The creators of Jersey Boys, librettists Marshall Brickman and Rick Elice and director Des McAnuff, went for Plan C. They had two ideas for freshening the material. One was to emphasize the Seasons' Italo-American roots, especially the connection to the New Jersey mob of founder Nick DeVito; this turns the show from a simple exercise in Frankie Valli nostalgia into "The Falsetto and the Sopranos." The other was to give each member of the group weight by letting him tell part of the story. Tommy says, "You ask four guys, you get four different versions." That's Jersey Boys: a Rahway Rashomon.

Maybe this show has too many ideas, since it is also broken into four seasons: Spring (the early years), Summer (the hit years), Fall (the, y' know, fall from hitmakers to nobodies) and Winter (death, the fourth season for us all, and transfiguration). Since life doesn't always accommodate melodrama, some events, like the death of Valli's daughter from a drug overdose, get pushed out of their proper time frame.

Tommy (Christian Hoff) sets the stage by proclaiming, "Let's face it, we put Jersey on the map"—thereby ignoring, to name a few, Thomas Edison (Menlo Park), RCA Victor (Camden), the Miss America Pageant (Atlantic City) and Bruno Hauptman (Hopewell), not to mention the kid from Hoboken, Mr. Frank Sinatra, and a Newark boy whose piercing tenor preceded Valli's in the national consciousness by more than a decade, Jerry Lewis.

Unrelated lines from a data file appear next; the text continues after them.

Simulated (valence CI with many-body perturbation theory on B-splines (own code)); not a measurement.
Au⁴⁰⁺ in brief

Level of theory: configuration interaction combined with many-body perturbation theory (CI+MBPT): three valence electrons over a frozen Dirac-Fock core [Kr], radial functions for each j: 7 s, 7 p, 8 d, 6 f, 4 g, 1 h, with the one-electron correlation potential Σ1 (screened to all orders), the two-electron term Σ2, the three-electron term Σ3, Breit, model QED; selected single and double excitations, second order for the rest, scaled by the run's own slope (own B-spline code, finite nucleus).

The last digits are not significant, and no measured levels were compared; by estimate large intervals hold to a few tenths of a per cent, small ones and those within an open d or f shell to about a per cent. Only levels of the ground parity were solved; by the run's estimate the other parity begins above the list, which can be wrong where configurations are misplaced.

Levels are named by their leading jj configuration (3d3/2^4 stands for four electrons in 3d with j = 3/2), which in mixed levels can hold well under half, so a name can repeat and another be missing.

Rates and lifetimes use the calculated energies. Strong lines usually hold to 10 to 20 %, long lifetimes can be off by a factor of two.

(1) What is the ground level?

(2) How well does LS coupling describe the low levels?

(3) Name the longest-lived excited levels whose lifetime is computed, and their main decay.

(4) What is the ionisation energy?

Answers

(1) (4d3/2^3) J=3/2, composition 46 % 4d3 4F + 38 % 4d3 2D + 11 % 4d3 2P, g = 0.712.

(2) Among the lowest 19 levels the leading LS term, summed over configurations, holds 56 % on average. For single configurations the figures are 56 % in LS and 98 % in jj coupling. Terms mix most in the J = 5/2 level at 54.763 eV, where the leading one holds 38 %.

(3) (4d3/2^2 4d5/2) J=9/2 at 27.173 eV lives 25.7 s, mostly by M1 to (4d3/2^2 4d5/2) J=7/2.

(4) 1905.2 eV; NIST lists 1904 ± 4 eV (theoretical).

Tommy, when he's not doing time at Rahway Correctional Facility, sings with neighborhood pal Nick (J. Robert Spencer) and looks out for a guy, one year younger, whom he calls "kid": Frankie Castelluccio (John Lloyd Young). Frankie's wife Mary (Jennifer Naimo) warns him: Mary: "With friends like these, maybe you should change your name to Sinatra." But he goes for Valli. Then Tommy's pesty friend Joe Pesci, yes, that one, hooks him up with Bob Gaudio (Daniel Reichard), a teenager who a few years before had a novelty hit called "Short Shorts." He wants music to be more than doo-wop, to have subtlety, resonance. "It's what T.S. Eliot calls the objective correlative," he says, to which a local girl observes, "You're not from around here, are you?"

Record producer Crewe (Peter Gregus) hires the guys, but his florid style doesn't match their earth tones. After one take, he says of the harmony, "I hear it in sky blue. You're giving me brown." Tommy snaps, "That's because you're paying us shit." In desperation they look for guidance from above and see the name of the next joint they're playing, Four Seasons Lounge, in neon against the night sky. In my favorite bit of dialogue from the show, Frankie exclaims, "It's a sign!" (Given all the rim-shot repartee in this show, you'd think that the joint they'd named themselves for would be not the Four Seasons but the Ba-Da-Bing.)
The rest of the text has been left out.